@_singh_vish
DLT assumes the result of each @dlt.table decorator is the current state of the table at that point in time. So, when you define a DLT table using @dlt.table, whatever DataFrame is returned by that function will replace the previous data unless your logic is carefully implemented to retain historical records.
So even though your custom Spark logic prints or calculates history in a notebook, DLT will overwrite the target table unless your transformation explicitly preserves the history in the returned DataFrame.
You need to union your new records with existing table data within the transformation itself. Here's an outline of how you can do it:
Option 1: Append-based logic inside @dlt.table
import dlt
from pyspark.sql.functions import current_timestamp
@dlt.table(name="my_table_history")
def create_history():
new_data = ... # your custom spark code to fetch current records
try:
existing_data = dlt.read("my_table_history")

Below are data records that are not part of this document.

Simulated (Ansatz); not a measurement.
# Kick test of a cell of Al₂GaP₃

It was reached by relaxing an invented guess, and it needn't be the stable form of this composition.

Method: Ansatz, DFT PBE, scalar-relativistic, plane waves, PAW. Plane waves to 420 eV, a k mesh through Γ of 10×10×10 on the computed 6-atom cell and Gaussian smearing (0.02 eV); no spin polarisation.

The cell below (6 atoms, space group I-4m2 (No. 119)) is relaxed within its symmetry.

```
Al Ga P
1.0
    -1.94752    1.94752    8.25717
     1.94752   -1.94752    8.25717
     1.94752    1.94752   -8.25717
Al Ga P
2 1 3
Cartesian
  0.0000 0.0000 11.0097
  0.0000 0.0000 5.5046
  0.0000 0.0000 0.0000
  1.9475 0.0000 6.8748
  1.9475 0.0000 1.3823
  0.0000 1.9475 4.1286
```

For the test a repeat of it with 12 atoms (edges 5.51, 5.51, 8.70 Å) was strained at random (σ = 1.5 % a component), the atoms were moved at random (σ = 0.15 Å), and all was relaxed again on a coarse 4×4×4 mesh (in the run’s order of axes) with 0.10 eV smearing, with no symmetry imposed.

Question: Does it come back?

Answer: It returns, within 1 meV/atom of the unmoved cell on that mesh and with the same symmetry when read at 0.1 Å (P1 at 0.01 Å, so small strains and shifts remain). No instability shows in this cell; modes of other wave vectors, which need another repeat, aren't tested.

# Logic to identify new/changed rows
combined = existing_data.unionByName(
new_data.withColumn("ingest_time", current_timestamp()), allowMissingColumns=True
)
except Exception:
# First run, table might not exist yet
combined = new_data.withColumn("ingest_time", current_timestamp())
return combined
Option 2: Use @dlt.append instead of @dlt.table
If your goal is to append every batch to a history table, you can use @dlt.append instead:
@dlt.append(table_name="my_table_history")
def insert_history():
return your_spark_logic_df.withColumn("ingest_time", current_timestamp())
LR